Kevin Stewart urges UK Government to resolve cladding impact on mortgage lending



Housing minister Kevin Stewart has called for urgent action to resolve an issue which has seen homeowners unable to sell or re-mortgage their homes following the publication of cladding advice from the UK Government.

New guidance issued in the wake of the Grenfell disaster in London has resulted in mortgage lenders refusing to sanction mortgages on certain properties.

In a letter to the UK Secretary of State for Housing, copied to the Secretary of State for Scotland, Mr Stewart said: “This is the now the fourth time I have written to the responsible UK Minister on this serious and urgent issue. It is causing unnecessary stress to homeowners and buyers across Scotland through no fault of their own.

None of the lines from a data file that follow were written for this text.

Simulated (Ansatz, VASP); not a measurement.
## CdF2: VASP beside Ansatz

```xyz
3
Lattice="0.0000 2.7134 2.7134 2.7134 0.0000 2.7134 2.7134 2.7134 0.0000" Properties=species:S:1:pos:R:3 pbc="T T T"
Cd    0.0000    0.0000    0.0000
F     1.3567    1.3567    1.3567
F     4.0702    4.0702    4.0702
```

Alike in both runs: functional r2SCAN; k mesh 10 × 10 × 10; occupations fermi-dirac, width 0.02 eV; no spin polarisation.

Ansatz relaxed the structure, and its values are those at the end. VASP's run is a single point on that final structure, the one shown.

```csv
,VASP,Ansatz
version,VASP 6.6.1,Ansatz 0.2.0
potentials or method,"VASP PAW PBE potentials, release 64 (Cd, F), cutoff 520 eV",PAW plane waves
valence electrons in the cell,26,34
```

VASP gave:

“UK Ministers must take this seriously and respond with the action they intend to take to find a resolution to this matter.”

Previous letters were issued on 18 October, 8 November and 19 December 2019. A copy of the Mr Stewart’s latest letter, issued to the Secretary of State on Monday 27 January, is below. 

I am writing to you for a fourth time since 18 October 2019 on the issue of mortgage lending and cladding. This is a serious issue for homeowners and prospective buyers, all of whom have been affected by policy changes made by others and who are suffering through no fault of their own.

Some are unable to sell or re-mortgage their homes due to changes made by lenders following the publication of MHCLG’s Advice Note 14. Others will have seen purchases fall through as lenders have been unwilling to sanction mortgages on these properties until further clarity is obtained. People across Scotland, Members and Committees of the Scottish Parliament, Scottish Ministers and others have been seeking support to resolve this matter for some time.

Having written to you on 18 October, 8 November and on 19 December last year, I would have expected the courtesy of a reply to any or all of those letters indicating your views, setting out what actions you are taking and what further actions we might all consider to resolve this impasse as soon as possible.

In my letter of 18 October I offered my officials’ involvement to ensure any proposed resolution be workable for Scotland. That offer remains, not least as the pressure on the people through no fault of their own, and on the market as a whole, continues to grow and will do so until the matter is fully resolved.

I appreciate that first and foremost this is an issue for the industry to resolve, and I am aware that the industry introduced the EWS1 Form and process at the end of the last year. However, as I noted in my letter of 19 December this relies in some respects on a tenure system that does not exist in Scotland. There are still questions being raised by members of the public, press and Parliament and whether this will fully resolve the matter across the UK is still to become clear.

I would ask now for an urgent reply, an indication of what action you propose to resolve the matter and any suggestions you may have on joint working to resolve a matter of real importance to people both in Scotland and across the UK.